In the box you get the camera, a cable for Foxeer’s ClearTX, a cable for a TBS Unify VTx, the OSD joystick and a cable for it, a mounting bracket, bracket screws, case screws, and a user manual.
Even though the default is 4:3, the sensor is 16:9. When you switch it to 16:9 mode, you gain some picture on the left and right sides that was previously being cropped out. It defaults to PAL, which is lower resolution but a faster refresh rate.
I chose the ‘pad’ version because it’s a little unusual for cameras not to have a connector plug. The photos on the product page show bare solder pads, but that’s not actually how it’s built. Take a look at the photos here and you’ll see there’s a pigtail a couple centimeters long that terminates in a plug. For me it was a welcome surprise. Since you can still use camera cables, I would recommend the pad version to anyone even if they do not have much soldering skill. Not having a large plug on the case allows the camera to fit better into tight spaces. Far too many times I have had to rethink a camera mount because the board plugs got in the way.
If you really wanted solder pads, the pigtails could be removed but it’ll take some intermediate soldering skill to do so. They’re soldered via a thru-hole from the back onto the front of the board. Removing the cable would give you pads on both sides, with the back-side pads being a bit larger.
The case mounts to a quad by two side mount screws, and the holes for these appear to have metal threaded inserts. This is a very good thing, structurally. Cheaper cameras without them eventually strip out and have problems being mounted again. The mount screws were M2. This is a larger hex than most screws of this size, but it’s another appreciated detail. I don’t carry a 1.5mm hex in my flight bag, but I do have a 2mm since 5-inch quads use this size frequently.
The OSD joystick can be plugged into the “Key” pad, or used to wire into a flight controller’s camera control. My build is using a CLRacing F4S, which offers a CAM_C pad for this purpose. Not much more was required to set this up than just hooking those together—but if you do this you’ll either need to desolder the pigtail, cut it, use a spare plug, or repurpose the joystick cable that comes with the camera.
Once in, the menus aren’t super intuitive. It takes a little getting used to where you find each of the settings. When you have control, a long press of “enter” gets you into the main menu. Pressing “up” instead gets you to the “Display” menu, and pressing “right” changes image mode.
The main menu lets you adjust some of the high-level features:
- ID allows you to choose a text string (usually pilot name) to display on screen at all times
- Picture controls provide the ability to flip the picture, and fine tuning of brightness, contrast, color, and sharpness
- Day/night can be set to auto or manual. When the camera doesn’t have enough light to run normally, this affects how it changes exposure method. It isn’t clear how this setting interacts with the day, night, and B&W modes activated with quick switching.
The Display menu allows you to:
- select what appears on the OSD (time, voltage, voltage alarm)
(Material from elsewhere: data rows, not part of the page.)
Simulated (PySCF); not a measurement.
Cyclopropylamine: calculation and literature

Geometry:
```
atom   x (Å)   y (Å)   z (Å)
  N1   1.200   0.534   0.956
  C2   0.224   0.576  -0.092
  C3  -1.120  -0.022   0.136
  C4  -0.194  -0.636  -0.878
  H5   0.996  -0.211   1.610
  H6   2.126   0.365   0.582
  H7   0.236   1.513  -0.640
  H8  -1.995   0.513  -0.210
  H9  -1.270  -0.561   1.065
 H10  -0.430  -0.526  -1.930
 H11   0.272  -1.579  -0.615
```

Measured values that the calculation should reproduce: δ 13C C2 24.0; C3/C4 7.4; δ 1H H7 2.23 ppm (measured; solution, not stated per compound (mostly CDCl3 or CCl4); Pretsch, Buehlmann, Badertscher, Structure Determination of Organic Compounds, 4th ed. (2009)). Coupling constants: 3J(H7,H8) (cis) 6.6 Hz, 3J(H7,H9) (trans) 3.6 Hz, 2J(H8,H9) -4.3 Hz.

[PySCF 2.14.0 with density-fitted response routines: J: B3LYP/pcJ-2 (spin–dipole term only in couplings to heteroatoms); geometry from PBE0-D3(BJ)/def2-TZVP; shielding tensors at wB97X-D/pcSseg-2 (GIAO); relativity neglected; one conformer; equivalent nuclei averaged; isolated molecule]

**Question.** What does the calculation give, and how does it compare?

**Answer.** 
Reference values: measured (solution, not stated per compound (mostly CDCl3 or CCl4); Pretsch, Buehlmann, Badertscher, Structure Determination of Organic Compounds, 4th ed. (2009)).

- calibrate the voltage sensor
- choose the display mode (day/night/LED/B&W)
- choose the aspect ratio (4:3/16:9)
- switch between NTSC and PAL (reboots the camera immediately when changed)
Quick switching of modes is welcome, especially if you have camera control set up through the flight controller.
- Day is good for most flying. If you don’t have camera control set up, this is likely where you’ll leave it.
- Night enhances low light detail at the expense of color saturation. Low light noise is improved in this mode.
- LED is presumably for use on nighttime courses with bright LED gates. This forces the camera to maintain a “daylight” exposure when light levels are very low so that it doesn’t try to reduce image quality.
- B&W switches the camera to black and white mode. A sensor running in black and white can make better use of all its pixels, giving better low-light performance.
So, what does the picture look like?
The first thing I noticed was the color. It’s very saturated and there’s a bluish-teal cast that makes grass and sky pop out. If you’re looking for a beautifully represented scene, this isn’t going to be a first choice—but it’s well within acceptable and might even provide a slight edge when picking out details that are important in fast flight.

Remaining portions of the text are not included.